Combinatorics - Rajesh Balasubramanian - CAT 100th Percentile - CAT 2011, 2012 and 2014 - Part (2/2)
Director, 2IIM Online CAT Preparation | IIT Madras | IIM Bangalore | CAT 100th percentile - CAT 2011, 2012 and 2014.
In how many ways can letters the word ATTITUDE be rearranged such that no two Ts are adjacent to each other?
ATTITUDE has 8 letters, of which 3 are Ts
Now, let us place the letters that are not Ts on a straight line. We have AIUDE. These can be arranged in 5! ways.
Now let us create slots between these letters to place the Ts in.
In order to ensure that no two Ts are adjacent to each other, let us create exactly one slot between any two letters.
A __ I __ U __ D __ E
Additionally, let us add one slot at the beginning and end as well as the Ts can go there also.
__ A __ I __ U __ D __ E__
Now, out of these 6 slots, some 3 can be T. That can be selected in 6C3 ways.
So, total number of words = 5! × 6C3 = 2400
Answer choice (b)
Possible Integer Solutions:
2a + 5b = 103. How many pairs of positive integer values can a, b take such that a > b?
Let us find the one pair of values for a, b.
a = 4, b = 19 satisfies this equation.
2×4 + 5×19 = 103.
Now, if we increase ‘a’ by 5 and decrease ‘b’ by 2 we should get the next set of numbers. We can keep repeating this to get all values.
Let us think about why we increase ‘a’ by 5 and decrease b by 2.
a = 4, b = 19 works.
Let us say, we increase ‘a’ by n, then the increase would be 2n.
This has to be offset by a corresponding decrease in b.
Let us say we decrease b by ‘m’.
This would result in a net drop of 5m.
In order for the total to be same, 2n should be equal to 5m.
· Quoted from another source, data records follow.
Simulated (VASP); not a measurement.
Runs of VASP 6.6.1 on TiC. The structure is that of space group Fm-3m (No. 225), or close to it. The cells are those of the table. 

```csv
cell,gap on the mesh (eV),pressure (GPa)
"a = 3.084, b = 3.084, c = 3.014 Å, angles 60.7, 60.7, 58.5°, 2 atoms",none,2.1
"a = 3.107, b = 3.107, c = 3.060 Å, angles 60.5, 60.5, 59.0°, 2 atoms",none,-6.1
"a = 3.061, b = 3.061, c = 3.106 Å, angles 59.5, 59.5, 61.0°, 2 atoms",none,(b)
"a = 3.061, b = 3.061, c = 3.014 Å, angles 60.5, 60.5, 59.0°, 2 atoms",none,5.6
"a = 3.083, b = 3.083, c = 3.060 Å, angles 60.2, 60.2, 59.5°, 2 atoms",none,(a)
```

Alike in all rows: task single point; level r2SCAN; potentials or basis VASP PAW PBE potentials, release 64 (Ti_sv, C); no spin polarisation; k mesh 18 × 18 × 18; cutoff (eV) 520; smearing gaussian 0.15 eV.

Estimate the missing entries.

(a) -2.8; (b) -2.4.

The smallest value of m, n for this to work would be 2, 5.
a = 4, b = 19
a = 9, b = 17
a = 14, b = 15
And so on till
a = 49, b = 1
We are also told that ‘a’ should be greater than ‘b’, then we have all combinations from (19, 13) … (49, 1).
7 pairs totally
Rearrangement of Letters - Probability:
If all the rearrangements of the word AMAZON are considered, what is the probability that M will feature between the 2As?
For this type of question, we need to consider only the internal arrangement within the M and 2As.
M and 2As can be rearranged as AMA, AAM, or MAA.
So, the probability that M will feature between the 2As is 1/3.
Now, let us think why we need to consider only the M and 2As.
Let us start by considering a set of words where the M and 2 As are placed at positions 2, 3 and 5.
The other three letters have to be in slots 1, 4 and 6
Three letters can be placed in three different slots in 3! = 6 ways.
Now with __ M A __ A __ there are 6 different words.
With __ A M __ A __ there are 6 different words.
With __ A A __ M __ there are 6 different words.
For each selection of the positions for A,A and M, exactly one-third of words will have M between the two A’s.
This is why only the internal arrangement between A, A and M matters.
So, probability of M being between 2 As is 1/3.
Probability and Number Theory:
N is a 3-digit number that is a multiple of 7; what is the probability that it will be a multiple of 5?
N is a three digit multiple of 7.
N could be 105, 112, 119, 126…..994.
Or, 15 × 7, 16 × 7…..142 × 7.
Or there are 142–14 = 128 numbers.
Within these we need to locate the multiples of 5.
Or, we need to isolate multiples of 35.
Or, we need to see how many numbers there are in the list 105, 140, 175…..980.
35 × 3, 35 × 4…35 × 28…
Or, there are 26 such numbers.
Probability 26/128 = 13/64
A boss decides to distribute Rs. 2000 between 2 employees. He knows X deserves more that Y, but does not know how much more. So he decides to arbitrarily break Rs. 2000 into two parts and give X the bigger part. What is the chance that X gets twice as much as Y or more?
he bigger part could be any number from 1000 to 2000.
Now, if the bigger part is to be at least twice as much as the smaller part, we have
X ≥ 2Y or X ≥ 2(2000 – X )
Or X ≥ 4000/3
Given that X lies between 1000 and 2000, what is the probability that X lies between 4000/3 and 2000?
This probability is equal to (2000 − 4000/3)/(2000 − 1000) = 2/3
Rolling a Die:
I roll a die four times. In how many outcomes do we have two throws have the same number and the other two something different?
If we want to have two throws to have the same outcome and the other two being something different, we are essentially looking for three different outcomes in each throw.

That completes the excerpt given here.